Ahead of a meeting of scientists and politicians at Stormont today, the chief executive of the Royal Society of Chemistry, Dr Robert Parker, said: “We are delighted that, as outlined in the draft Northern Ireland Innovation Strategy, the position of Chief Scientific Adviser in Northern Ireland is to be created.
“Together with the Northern Ireland Assembly All Party Group on Science and Technology, the Royal Society of Chemistry has been leading the charge in demonstrating the necessity for this appointment in Northern Ireland, which is now the only devolved administration in the UK not to benefit from a single line of clear and coherent scientific advice.
“The appointment of a CSA will provide Stormont with a champion for science, skills and industry who can support the business and scientific community in Northern Ireland to boost the country’s economy.”
The Department of Enterprise, Trade and Industry launched its draft Northern Ireland Innovation Strategy for public consultation last month. Under the heading ‘Coordinated Approach to Science across Government’, the document says: “To have a systematic, coordinated and well-ordered approach to science within the public sector in Northern Ireland, and to reinforce its importance in driving economic growth, we will appoint a Chief Scientific Adviser for Northern Ireland.”
The Royal Society of Chemistry is holding its second Science and Stormont event in Belfast today. The meeting will bring scientists and engineers together with the members of the Northern Ireland Assembly and Executive to champion innovation as a solution for tackling global healthcare challenges and to strengthen links between the scientific and political communities.
Ahead of her speech at the event, Professor Bernadette Hannigan, Chief Scientific Adviser to the NI Department of Public Health and Social Services, applauded the decision to appoint a CSA for Northern Ireland.
She said: “Led by their Chief Scientific Advisors, government departments across the UK are using scientific knowledge and expertise to maximise the effectiveness of policies that affect all of our lives.

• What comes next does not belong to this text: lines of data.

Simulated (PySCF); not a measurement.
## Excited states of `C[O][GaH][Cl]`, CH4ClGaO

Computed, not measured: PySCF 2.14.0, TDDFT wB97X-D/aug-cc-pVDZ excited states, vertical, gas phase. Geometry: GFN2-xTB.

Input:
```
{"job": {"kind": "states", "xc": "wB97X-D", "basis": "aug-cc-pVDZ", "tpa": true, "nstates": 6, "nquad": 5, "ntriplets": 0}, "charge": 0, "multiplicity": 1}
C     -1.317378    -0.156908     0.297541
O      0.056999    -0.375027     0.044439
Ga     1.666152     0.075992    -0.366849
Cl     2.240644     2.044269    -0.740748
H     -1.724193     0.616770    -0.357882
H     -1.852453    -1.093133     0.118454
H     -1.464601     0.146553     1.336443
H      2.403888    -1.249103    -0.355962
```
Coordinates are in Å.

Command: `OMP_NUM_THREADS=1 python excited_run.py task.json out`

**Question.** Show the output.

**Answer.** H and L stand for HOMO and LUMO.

“From agriculture to big data, from climate to energy, from health to innovation and much more, access to reliable, timely scientific advice is vitally important.”
Dr Dermot Hannah of the Royal Society of Chemistry’s Northern Ireland Local Section says its members echo that sentiment.
He said: “We warmly welcome the proposal to achieve a co-ordinated approach to science across government and believe the appointment of a Chief Scientific Advisor for Northern Ireland and creation of an Innovation Council will help to achieve this.”